Many have asked why we oppose Mardi Gras. There’s no truth to Shark Shack ownership wanting Mardi Gras canceled or parades stopped from passing in front of our businesses.

The city sent misinformation to media outlets, purposely causing public fear and animosity toward us for exposing their unlawful contract. The city never sought the highest bidder, and the krewes deserve credit for parades — not the promoter.

City records revealed the city pays all city services for the promoter. City costs are not offset, they’re increased by the promoter. The promoter increases city costs by six times over seawall costs where there’s no promoter.

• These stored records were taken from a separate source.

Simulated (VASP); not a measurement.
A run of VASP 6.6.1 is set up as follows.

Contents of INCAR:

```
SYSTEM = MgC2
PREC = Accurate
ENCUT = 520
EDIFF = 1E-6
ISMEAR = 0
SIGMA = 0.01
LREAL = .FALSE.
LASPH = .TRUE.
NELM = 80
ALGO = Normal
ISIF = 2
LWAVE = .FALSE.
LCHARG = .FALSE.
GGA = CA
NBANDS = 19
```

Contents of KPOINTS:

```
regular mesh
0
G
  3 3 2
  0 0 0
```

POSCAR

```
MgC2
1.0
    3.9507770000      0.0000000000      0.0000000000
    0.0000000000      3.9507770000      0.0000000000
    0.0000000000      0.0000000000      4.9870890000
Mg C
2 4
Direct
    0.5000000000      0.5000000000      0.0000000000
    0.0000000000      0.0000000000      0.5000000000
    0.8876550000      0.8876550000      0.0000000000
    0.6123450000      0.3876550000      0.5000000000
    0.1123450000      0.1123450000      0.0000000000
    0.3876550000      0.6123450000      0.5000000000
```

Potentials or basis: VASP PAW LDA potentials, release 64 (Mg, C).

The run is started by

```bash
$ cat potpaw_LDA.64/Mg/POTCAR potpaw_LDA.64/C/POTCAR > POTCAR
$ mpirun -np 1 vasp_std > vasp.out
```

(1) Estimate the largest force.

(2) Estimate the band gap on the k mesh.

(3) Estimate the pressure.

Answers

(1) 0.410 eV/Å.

It’s nonsense to claim that the lawsuit was filed for personal reasons. There are 30 other businesses who signed a petition opposing being fenced in and having vendors placed in front of them. Being held hostage to an illegal contract for 10 years is a business conflict, not a personal conflict.

Texas Tax Code 351.101(b) prohibits city spending of $348,000 in hotel taxes to pay the expenses of a well-connected promoter. It’s illegal for a promoter to deny a family of five access to local businesses unless they pay them $110 during Mardi Gras. According to Texas Transportation Code 316.021, the promoter cannot interfere with public access, charge a fee or create the unsafe conditions that occur every Mardi Gras.

According to Business and Commerce Code 15.05 a, b and c, the city cannot issue a contract that restrains free trade or creates a monopoly for one private business. Texas Constitution, Article 11, Sec. 5, states a city ordinance cannot override state laws. The Texas Constitution sections 17 and 26 disallow a private business from controlling city streets or other businesses without their written consent.

City leaders have argued the promoter takes on big risks to help the city pay for Mardi Gras. That’s more misinformation. The city gave the promoter $87,000 in sponsor dollars in 2019 to pay their $100,000 obligation; therefore, the promoter only paid $13,000. The promoter admitted to making over $1 million from fees in 2019 while the city lost $250,000 and negotiated just $1 out of the $22 fee. These facts reveal that there’s no risk. The promoter paid the city only $15,000 in 2011 and only $40,000 in 2012. The promoter made enough in the first two years of the contract to eliminate all future financial risks.

It’s also not true the fate of small festivals is at risk; there are many legal ways to continue family festivals for nonprofits. Claiming that a $22 fee is a safety feature for the dangerous conditions that the promoter creates is a clever distortion of the truth. It’s a money grab on the backs of taxpayers. What other city manager would allow this?

Spending hotel tax in 2020 would be a blatant misappropriation. Fencing in 60,000 intoxicated people is an expensive and unsafe business model. Efforts to rethink a quality and legal Mardi Gras is in no way an effort to cancel Mardi Gras.

Allen Flores is a resident and business owner in Galveston.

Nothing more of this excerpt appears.